Sun | Jan 23, 2022

Youth challenged to find tech solutions for urban problems - Gleaner Online and partners stage workshop

Published:Wednesday | May 10, 2017 | 12:00 AM
Terri-Karelle Reid (left) and representatives from her department, along with a group of Urban Labs for Youth Innovation participants at The Gleaner on Wednesday.
The Gleaner Online’s Ricardo Neil (right) gets a hearty laugh from Shanae Owens (left), Urban Labs coordinator, Zabrina Smith, entrepreneur/student, and Carllone Bennett on Wednesday.

Several youth from communities across the Corporate Area were given the opportunity to create applications and programmes that will help to fill information gaps which exist in areas such as climate change, crime and violence and youth unemployment, among other social issues.

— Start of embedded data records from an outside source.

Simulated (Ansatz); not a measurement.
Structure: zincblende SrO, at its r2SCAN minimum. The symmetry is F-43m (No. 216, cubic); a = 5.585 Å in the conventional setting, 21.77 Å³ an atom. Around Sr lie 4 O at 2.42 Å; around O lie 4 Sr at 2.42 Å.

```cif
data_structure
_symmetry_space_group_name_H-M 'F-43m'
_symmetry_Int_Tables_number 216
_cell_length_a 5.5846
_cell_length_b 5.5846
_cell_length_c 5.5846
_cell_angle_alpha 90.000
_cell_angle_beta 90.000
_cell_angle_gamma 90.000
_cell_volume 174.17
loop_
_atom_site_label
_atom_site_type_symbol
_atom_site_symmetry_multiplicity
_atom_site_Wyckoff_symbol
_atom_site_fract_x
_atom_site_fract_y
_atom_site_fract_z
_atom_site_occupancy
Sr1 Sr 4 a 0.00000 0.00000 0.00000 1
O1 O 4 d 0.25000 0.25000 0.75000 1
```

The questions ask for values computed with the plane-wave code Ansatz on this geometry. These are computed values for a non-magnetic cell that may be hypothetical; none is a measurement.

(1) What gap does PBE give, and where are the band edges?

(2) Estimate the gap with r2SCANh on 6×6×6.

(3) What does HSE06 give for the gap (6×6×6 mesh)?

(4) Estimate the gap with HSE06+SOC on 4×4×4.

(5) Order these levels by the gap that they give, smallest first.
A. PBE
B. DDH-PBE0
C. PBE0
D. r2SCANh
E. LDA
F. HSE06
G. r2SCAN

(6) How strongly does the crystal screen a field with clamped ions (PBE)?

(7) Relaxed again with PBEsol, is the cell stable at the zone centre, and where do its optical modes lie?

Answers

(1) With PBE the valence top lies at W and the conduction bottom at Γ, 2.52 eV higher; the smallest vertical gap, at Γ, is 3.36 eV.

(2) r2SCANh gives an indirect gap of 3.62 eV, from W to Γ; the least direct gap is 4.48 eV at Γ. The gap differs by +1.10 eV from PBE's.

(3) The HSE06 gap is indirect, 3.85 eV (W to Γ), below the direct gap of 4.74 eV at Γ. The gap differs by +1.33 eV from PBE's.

The opportunity came at a workshop which took place Wednesday at The Gleaner Company's offices in downtown Kingston. It saw participants from communities such as Mountain View and Denham Town in Kingston. The event was executed through the Institute of Law and Economics; Trust for Americas and the Organization of American States, who collaborated with The Gleaner Company (Media) Ltd.

Shanae Owens, lab coordinator at the Urban Labs Youth Innovation Project, told The Gleaner that the event was to create an avenue in which youth can express themselves and fulfil their potential.

"It's really a space to foster youth innovation and entrepreneurship. The stakeholders recognise that there is a lot of talent among youth in Jamaica. However, it seem they don't have any way of expressing their talents. They also have a lot of solutions to urban problems that are in Jamaica," she said.

"It's a space for them to come and create long-term projects and also start business ventures. The main objective is for them to find the solution to urban problems. Secondly, I want them to network with persons who are in the discipline," Owens said.




Terri-Karelle Reid, sales and brand manager for Gleaner Online, similarly expressed enthusiasm for the opportunities that can accrue from the event for youth to develop themselves.

"When they approached us, we really appreciated and valued what is it that they are trying to do. A lot of the times, youth are labelled based on their circumstances and the question then becomes, 'How do we have them contribute to society? Do we just leave them?' So I am truly encouraged that we have the opportunity to empower them," she said.

"Many of them here today are very much interested in being entrepreneurs, social enterprisers, trying to figure out new solutions using digital platforms, and so we thought it was the perfect fit. Our company (Gleaner) offers so many digital services and we do it all in-house," she explained.

"We decided to bring them in and then we will be showing them what we do and assist them with their projects."